“Let them kill, skin, and sell until the buffalo is exterminated, as it is the only way to bring lasting peace and allow civilization to advance.”
— General Philip Sheridan
Before white settlers began to push into the vast West in large numbers, an estimated 50-60 million buffalo freely roamed the Great Plains. American Indians hunted them for food and other necessities, and a harmonious ebb and flow between man and beast prevailed.
However, after the Civil War, that would change as more and more people moved westward. As a result, new army posts were established, and to supply those many soldiers, the army contracted with local men to supply buffalo meat to feed the troops.
At about the same time, the iron horse began to blaze a trail into the west, and these construction men had to be fed. Adding to the need for food, people back east demanded buffalo robes used as coats and lap robes when riding in sleighs and carriages. These events put many a man to work as buffalo hunters.
Leavenworth, Kansas, became a trading center for the buffalo hides, and tanneries found even more uses for the material, such as making drive belts for industrial machines and grinding buffalo bones into fertilizer. In some places, buffalo tongues became a delicacy in fine restaurants. Soon, the demand for buffalo increased so much that year-round work became available for buffalo hunters.
This, all occurring when the economy was depressed after the Civil War, led many a tough man to earn his living as a buffalo hunter. Armed with powerful, long-range rifles, individual hunters could kill as many as 250 buffalo daily. Tanneries paid as much as $3.00 per hide and 25¢ for each tongue, which made a nice living for hundreds of men, including Wyatt Earp, Bat Masterson, Pat Garrett, Wild Bill Hickok, and William F. Cody, to name a few. Unfortunately, once these hides and tongues were taken from the carcasses, the edible buffalo meat was often left to rot on the Plains. By the 1880s, over 5,000 hunters and skinners were involved in the trade.
The Indians watched in dismay as buffalo hunting took on an almost carnival atmosphere when railroads began advertising “hunting by rail.” This occurred when trains sometimes encountered large herds of buffalo crossing the tracks. Seeing a way to capitalize on the problem, the advertising flooded the newspapers, and in no time, sporting men with rifles were shooting buffalo by the hundreds just for fun. Those animals shot from the train were simply left where they died.

Buffalo in South Dakota, photo by Kathy Alexander.

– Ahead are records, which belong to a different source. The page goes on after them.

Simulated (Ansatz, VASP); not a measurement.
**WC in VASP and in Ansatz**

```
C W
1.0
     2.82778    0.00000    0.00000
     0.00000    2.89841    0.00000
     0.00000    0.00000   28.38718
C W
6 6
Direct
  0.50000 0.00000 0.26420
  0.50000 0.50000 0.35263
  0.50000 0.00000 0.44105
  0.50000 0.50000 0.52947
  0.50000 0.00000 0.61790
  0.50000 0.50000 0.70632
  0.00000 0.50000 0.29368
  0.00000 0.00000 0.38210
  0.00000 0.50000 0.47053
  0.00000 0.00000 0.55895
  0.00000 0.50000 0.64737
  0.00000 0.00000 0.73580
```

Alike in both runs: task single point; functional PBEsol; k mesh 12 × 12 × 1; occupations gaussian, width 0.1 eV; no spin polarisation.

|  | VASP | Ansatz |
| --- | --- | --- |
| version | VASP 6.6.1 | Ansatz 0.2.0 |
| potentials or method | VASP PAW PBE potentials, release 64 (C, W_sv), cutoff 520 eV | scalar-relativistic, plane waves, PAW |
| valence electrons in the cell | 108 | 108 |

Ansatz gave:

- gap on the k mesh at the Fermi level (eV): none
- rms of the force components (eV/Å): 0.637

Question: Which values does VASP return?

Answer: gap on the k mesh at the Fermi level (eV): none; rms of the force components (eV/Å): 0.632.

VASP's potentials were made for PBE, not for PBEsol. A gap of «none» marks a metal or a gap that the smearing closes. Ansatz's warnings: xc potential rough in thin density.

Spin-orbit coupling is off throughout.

As the slaughter continued, the Indians became increasingly angry and resentful as they watched their primary source of sustenance dwindle at the hands of the white man. This led to more and more Indian attacks, which resulted in U.S. Army retaliation at the height of the Indian Wars. At this time, the U.S. Government desired to separate the Indians from the rest of “civilization” by placing them on reservations. To do this, the U.S. Army aggressively pursued a policy to eradicate the buffalo, intentionally extinguishing the Indians’ sustenance, which would force them onto reservations.
When the Texas Legislature was discussing a bill to protect the buffalo, General Philip Sheridan defended the buffalo hunters and opposed the bill by saying:
”These men have done more in the last two years and will do more in the next year to settle the vexed Indian question than the entire regular army has done in the last forty years. They are destroying the Indians’ commissary. And it is a well-known fact that an army losing its base of supplies is placed at a great disadvantage. Send them powder and lead, if you will, but for lasting peace, let them kill, skin, and sell until the buffalos are exterminated. Then your prairies can be covered with speckled cattle.”
By 1884, the great era of the buffalo had ended, and nothing remained of the massive buffalo herds but piles of bones. At that time, only 1,200-2,000 surviving buffalo were left in the United States.
Fortunately, early conservation efforts led to establishing the world’s first national park – Yellowstone, in 1872. There, a small buffalo herd was preserved, but still, what few that were left outside of the park were being killed on Federal land, so, in 1894, the Lacey Act was signed into law, prohibiting the killing of any wildlife in federal preserves. The buffalo were saved from extinction, and today it is estimated that there are over 150,000 bison on public preserves and in private hands.
© Kathy Alexander/Legends of America, updated March 2025.
”Two years ago, I came upon this road following the buffalo, that my wives and children might have their cheeks plump and their bodies warm. But the soldiers fired on us, and since that time, there has been a noise like that of a thunderstorm, and we have not known which way to go.”
— Comanche Chief Ten Bears
Also See:
Buffalo Hunting With Teddy Roosevelt
See Sources.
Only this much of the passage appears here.